The devaluation is designed to cushion the yuan from strengthening along with the dollar after a projected interest- rate increase in the U.S., according to Goldman Sachs Group Inc.
“This is about Fed liftoff most obviously and further dollar strength,” Robin Brooks, chief currency strategist at Goldman Sachs in New York, wrote in a note to clients. “It certainly makes sense for China’s policy makers to buy some flexibility ahead of Fed liftoff.”
Gains by the dollar are fading as investors speculate that the yuan’s devaluation will slow inflation globally. Traders pushed down the odds on a September rate increase by the Fed to about 40 percent on Wednesday, from 54 percent as recently as Aug. 7, according to data compiled by Bloomberg.
U.S. government debt is getting a boost from a drop in the inflation outlook, with the 10-year break-even rate sliding as low as 1.62 percentage points, the lowest since March.
The S&P 500 slid the most in more than two weeks Tuesday, while the Dow Jones industrial average had the biggest reversal since last October’s selloff, erasing three-quarters of Monday’s gain—an advance that itself had wiped out the previous week’s decline.
The Dow tumbled another 1.2 percent Wednesday, bringing its two-day slide to 2.4 percent, the most since March 26. All but one of the 30 stocks retreated, with Apple Inc. sliding 2.2 percent, leaving it 17 percent below a February high.
Alibaba Group Holding Ltd. declined 5.5 percent as revenue missed estimates. The company also said it will buy back as much as $4 billion of stock as it tries to revive a share price battered by concerns about China’s economy.
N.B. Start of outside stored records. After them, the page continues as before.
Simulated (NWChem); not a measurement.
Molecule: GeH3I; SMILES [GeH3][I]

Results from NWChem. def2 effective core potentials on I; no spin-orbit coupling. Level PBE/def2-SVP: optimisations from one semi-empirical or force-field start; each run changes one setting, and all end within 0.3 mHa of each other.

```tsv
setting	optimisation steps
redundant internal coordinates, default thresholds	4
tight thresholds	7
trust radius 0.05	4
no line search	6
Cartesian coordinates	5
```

The Stoxx Europe 600 Index fell 3 percent, led by a slump in commodity producers and automakers.
Emerging-market currencies bore the brunt of selling in reaction. Vietnam widened the trading band on its currency Wednesday, underscoring the risk of competitive devaluations that’s dragging down exchange rates from Brazil to South Korea.
European currencies led developed-market gains in foreign-exchange markets as the Bloomberg Dollar Spot Index reversed an earlier advance to drop 0.7 percent.
The euro jumped 1 percent, to $1.1153, rising for a sixth day and reaching its highest level since July 13. The yen strengthened 0.8 percent, to 124.16 per dollar, amid speculation the Bank of Japan doesn’t want it to weaken much further.
Developing-nation stocks extended declines in a bear market, with the MSCI Emerging Markets Index losing 1.2 percent.
Gold rose for a fifth day, the longest stretch since May, as China’s devaluation spurred demand for haven assets. Bullion advanced 0.9 percent, to $1,118.25 an ounce.
Most industrial metals fell as nickel plunged to the lowest level since 2008, while copper and aluminum traded near six-year lows. Nickel fell as much as 15 percent on the London Metal Exchange to $9,100 a metric ton before paring losses to 2.1 percent. The drop was the biggest since 2011.
Oil rebounded from the lowest close in six years. West Texas Intermediate rose 1.5 percent to $43.73 a barrel. Crude has fallen about 30 percent since this year’s peak closing price in June amid speculation the global surplus that drove prices into a bear market will persist.